The Langham Hotel is a five-star hotel in Auckland, New Zealand. Formerly named the Sheraton Auckland Hotel & Towers, it occupies the historic site of Partington's Windmill, a local landmark until its demolition in 1950.

In May 1850, Charles Partington purchased land in Symonds Street for £200, and commenced the construction of “the new Windmill” at a cost of £2000. In August 1851 the first flour was advertised for sale. Partington, an immigrant from Oxfordshire in England, had arrived in 1847. He had previously been in partnership with John Bycroft and together they took over the Epsom Mill that stood in St Andrews Road (part of which has been renamed Windmill Road in memory of that structure which was demolished in the 1920s). The partnership lasted until December 1849.

The Symonds Street windmill was built in 1850 using bricks made on the site from clay dug nearby. In 1856 an important sideline was introduced - the baking of biscuits - using equipment specially imported from Reading, Berkshire in the United Kingdom, presumably from Huntley & Palmer's who already baked biscuits there. The business was renamed the Victoria Flour Mills and Steam Biscuit Factory.

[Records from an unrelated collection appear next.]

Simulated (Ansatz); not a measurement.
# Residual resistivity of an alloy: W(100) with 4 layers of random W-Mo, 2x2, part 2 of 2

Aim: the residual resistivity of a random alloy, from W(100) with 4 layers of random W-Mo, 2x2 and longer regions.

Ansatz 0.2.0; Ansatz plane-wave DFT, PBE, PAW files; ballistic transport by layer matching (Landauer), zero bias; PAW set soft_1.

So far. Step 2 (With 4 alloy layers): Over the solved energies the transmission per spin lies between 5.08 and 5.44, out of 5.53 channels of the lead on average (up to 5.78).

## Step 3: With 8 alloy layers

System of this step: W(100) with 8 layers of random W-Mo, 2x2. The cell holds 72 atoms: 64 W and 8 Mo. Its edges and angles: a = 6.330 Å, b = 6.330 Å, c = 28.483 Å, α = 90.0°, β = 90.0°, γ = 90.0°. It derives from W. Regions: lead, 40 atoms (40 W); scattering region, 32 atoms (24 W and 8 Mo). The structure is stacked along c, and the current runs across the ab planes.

During the New Zealand wars (1861 to 1866), four firearms were always kept in the mill which was located in a strategic position on the southern edge of the Town of Auckland. As it happened Auckland was never directly threatened by the Māori at any time during the conflict. During the wars, Charles Partington served with the British cavalry and the mill supplied the troops with food, chiefly biscuits, but also flour and crushed corn.

By 1873 the biscuit making machinery had been relocated to the Riverhead mill and at least some of the land around the Symonds Street mill had been sold off as building sites. Shops were erected along Symonds Street and houses on the other three boundary roads leaving the windmill in the centre of the block accessed by a lane called at various times Mill lane or Partington street.

Charles Partington died in 1877, apparently leaving his family affairs in disarray. His sons continued in the business and Joseph Partington took over the Symonds Street mill. In 1892 there was a Supreme Court Hearing, and a Mr Evans received title over part of the land, probably through mortgage default. In June 1895, Joseph Partington took out a 10-year lease from Evans. Two years later Evans sold his property to James Wilkinson who served Partington with notice to quit.